Support Vector Machines

Supervised learning > classification

attempt to maximize margins => better generalization and avoids overfitting, bigger margin is better
finding a maximal margin is a quadratic programming problem
support vectors are between the points nearby separator used for determining the separating boundary
using kernel trick points $x, y$ are generalized into $K (x, y)$ similarity function and can be transposed to higher dimensional spaces
choice of kernel function inserts domain knowledge into SVMs

Linear separability

Goal: find the line of least commitment in linearly separable set of data
leave as much space as possible around this boundary => how to find this line?

│
⟍
│ ⟍  ▲   ▲
│○  ⟍   ▲   ▲    ▲
│  ○  ⟍    ▲  ▲
│ ○     ⟍     ▲   ▲
│  ○   ○  ⟍  ▲
│○    ○ ○   ⟍     ▲
│   ○     ○   ⟍     ▲
╰──────────── ⟍──────

Equation of hyperplane: $y = w^{T} x + b$ where $y$ is the classification label, $x$ is input, $w$ and $b$ are parameters of the plane

equation of the line is $w^{T} x + b = 0$
positive value means part of the class, negative value means not part of the class $y \in {- 1, + 1}$

Draw a separator as close as possible to negative labels, and another as close as possible to the positive labels:

the equation of the bottom (leftmost) separator is $w^{T} x_{1} + b = - 1$
the equation of the top (rightmost) separator is $w^{T} x_{2} + b = 1$
the boundary separator (middle) should have maximal distance from bottom and top separator

$(w^{T} x_{1} + b) - (w^{T} x_{2} + b)$ => $w^{T} (x_{1} - x_{2}) = 2$

$\frac{w^{T}}{‖ w ‖} (x_{1} - x_{2}) = \frac{2}{‖ w ‖}$ where the left side is the "margin" to maximize

=> maximize $\frac{2}{‖ w ‖}$ while $y_{i} (w^{T} x_{i} + b) \geq 1 \forall i$

i.e. maximize distance while classifying everything correctly.

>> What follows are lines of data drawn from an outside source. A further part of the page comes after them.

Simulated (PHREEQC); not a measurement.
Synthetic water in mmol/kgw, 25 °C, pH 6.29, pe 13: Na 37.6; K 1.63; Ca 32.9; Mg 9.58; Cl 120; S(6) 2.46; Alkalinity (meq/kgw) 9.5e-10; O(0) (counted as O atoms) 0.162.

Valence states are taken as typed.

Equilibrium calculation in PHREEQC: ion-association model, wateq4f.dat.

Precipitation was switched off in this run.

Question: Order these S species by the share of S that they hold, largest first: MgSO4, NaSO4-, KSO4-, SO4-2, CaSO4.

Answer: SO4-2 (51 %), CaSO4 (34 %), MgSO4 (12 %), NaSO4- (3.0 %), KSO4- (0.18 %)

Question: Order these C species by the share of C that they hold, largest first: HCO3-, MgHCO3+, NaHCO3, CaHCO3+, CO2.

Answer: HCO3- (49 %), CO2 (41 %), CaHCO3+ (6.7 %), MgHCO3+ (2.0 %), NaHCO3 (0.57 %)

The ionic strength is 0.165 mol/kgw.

this problem can be expressed in easier-to-solve form if written as: minimize $\frac{1}{2} ‖ w ‖^{2}$

It is easier because it is a quadratic programming problem, and it is known how to solve such problems (easily) *and* they always have a unique solution ~~ ❀

W (α) = \sum_{i} α_{i} - \frac{1}{2} \sum_{i, j} α_{i} α_{j} y_{i} y_{j} x_{i}^{T} x_{j} s.t. α_{i} \geq 0, \sum_{i} α_{i} y_{i} = 0

Once the $α$ that maximize the above equation are known, $w$ can be recovered: $w = \sum_{i} α_{i} y_{i} x_{i}$ and once $w$ is known, $b$ is can be recovered.

Most $α$ tend to be 0s, only a few support vectors actually are needed to build the SVM

points far away from the separator have $α \approx 0$
intuitively points far away do not matter in defining the boundary

Nonlinear separability

How to handle data that cannot be separated linearly:

│         ○  ○
│      ○      ▲  ○
│    ○  ▲   ▲      ○
│   ○  ▲   ▲    ▲  ○
│   ○   ▲  ▲        ○
│   ○ ▲    ▲   ▲   ○
│    ○  ▲     ▲    ○
│      ○   ▲     ○   
│          ○   ○
│
╰────────────────────

Use function: $Φ (q) =< q^{2}, q_{2}^{2}, \sqrt{2} q_{1} q_{2} >$ transforms 2d point $q$ into 3d space:

x^{T} y ⇝ Φ (x)^{T} Φ (y)

Φ (x)^{T} =< x_{1}^{2}, x_{2}^{2}, \sqrt{2} x_{1} x_{2} >^{T} Φ (y) =< y_{1}^{2}, y_{2}^{2}, \sqrt{2} y_{1} y_{2} >

Φ (x)^{T} Φ (y) = x_{1}^{2} y_{1}^{2} + 2 x_{1} x_{2} y_{1} y_{2} + x_{2}^{2} y_{2}^{2} = (x_{1} y_{1} + x_{2} y_{2})^{2} = (x^{T} y)^{2}

=> transform data into higher dimension so it becomes linearly separable.

Here using kernel $K = (x^{T} y)^{2}$ other kernel functions can be used in general.

Kernel function

General form kernel function:

K - (x^{T} y + c)^{p}

W (α) = \sum_{i} α_{i} - \frac{1}{2} \sum_{i, j} α_{i} α_{j} y_{i} y_{j} K (x_{i}^{T} x_{j})

Many other functions can be used: $(x^{T} y) (x^{T} y)^{2} e^{- (‖ x - y ‖^{2} / 2 σ^{2})} \tanh (α x^{T} y + θ)$

Kernel function takes some $x_{i}, x_{j}$ and returns a number

Points $x_{i}, x_{j}$ represent similarity in data => after passing through $K$ it still represents similarity

Kernel function is a mechanism by which we insert domain knowledge into SVM

Criteria for appropriate kernel functions:

Mercer condition - kernel function must act as a (well-behaved) similarity or distance function.

Evaluation

learning problem is a convex optimization problem => efficient algorithms exist for solving the minima
handles (reduces) overfitting by maximizing the decision boundary
robust to noise; can handle irrelevant and redundant attributes well
user must provide right kernel function
high computational complexity for building the model
missing values are difficult to handle